Two cinematographers embedded themselves inside Second Platoon when deployed to eastern Afghanistan. They followed them during their year long mission capturing their lives, thoughts, and emotions. Sure enough, the majority of them were "young". Perhaps just a year or two older than VN troops but still up to the same youthful playfulness and foolishness of young men away from home with guns under little mature supervision: rock fights, wrestling around, telling jokes, etc.
This is worth a see. It shows what Americans looks like at war.
BTW, Restrepo is the name of one of their youngest and beloved sergeants that was killed just two months into the tour. They founded a combat outpost (COP) and named it after him. This is where most of the documentary was filmed.
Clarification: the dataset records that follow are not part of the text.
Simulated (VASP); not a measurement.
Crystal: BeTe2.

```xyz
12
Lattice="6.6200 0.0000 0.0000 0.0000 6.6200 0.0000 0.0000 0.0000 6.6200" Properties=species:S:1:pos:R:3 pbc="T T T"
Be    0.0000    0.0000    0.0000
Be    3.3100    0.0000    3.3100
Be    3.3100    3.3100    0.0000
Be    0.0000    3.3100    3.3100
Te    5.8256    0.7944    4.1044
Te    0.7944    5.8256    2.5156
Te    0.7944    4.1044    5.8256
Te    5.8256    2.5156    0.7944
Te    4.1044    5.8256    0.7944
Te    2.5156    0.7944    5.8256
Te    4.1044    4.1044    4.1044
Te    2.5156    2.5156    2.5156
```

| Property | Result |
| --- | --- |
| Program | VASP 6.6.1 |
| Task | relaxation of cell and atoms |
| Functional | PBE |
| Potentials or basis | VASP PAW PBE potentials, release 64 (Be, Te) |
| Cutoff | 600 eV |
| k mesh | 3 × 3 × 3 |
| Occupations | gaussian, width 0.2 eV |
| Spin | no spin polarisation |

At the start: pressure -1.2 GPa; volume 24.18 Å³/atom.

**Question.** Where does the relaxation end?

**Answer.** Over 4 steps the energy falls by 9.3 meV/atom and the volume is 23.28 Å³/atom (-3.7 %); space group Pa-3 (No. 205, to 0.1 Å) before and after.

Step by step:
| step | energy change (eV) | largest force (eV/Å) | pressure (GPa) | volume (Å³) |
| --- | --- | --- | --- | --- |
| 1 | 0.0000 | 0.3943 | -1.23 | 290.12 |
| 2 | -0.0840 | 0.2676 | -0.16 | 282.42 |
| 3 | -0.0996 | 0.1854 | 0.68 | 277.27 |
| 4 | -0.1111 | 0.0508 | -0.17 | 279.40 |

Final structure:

Share a bowl of grits with someone you love tonight.
Follow Ups:
suggest reading the book "War" by Sebastian Junger...based on his "restropo" experiences
the scene where we blew away a bunch of civilians and a small child---- one of the most powerful ever filmed. And the officers continual harping on how wonderful the economic advantages were going to be because of their actions, how they had "agreed" to wipe the slate clean and move on from the deaths of their family and the destruction of their homes-- priceless examples of how clueless the military truly is about "hearts and minds."
Our troops, who terribly grieve the deaths of their comrades somehow don't see the villagers as being as human as they, that, even more so, these poor rural Afghanis have MORE to grieve: these are women, children, and family being killed--- and they're told it's so they can have more economic benefits. You couldn't write something more tragic.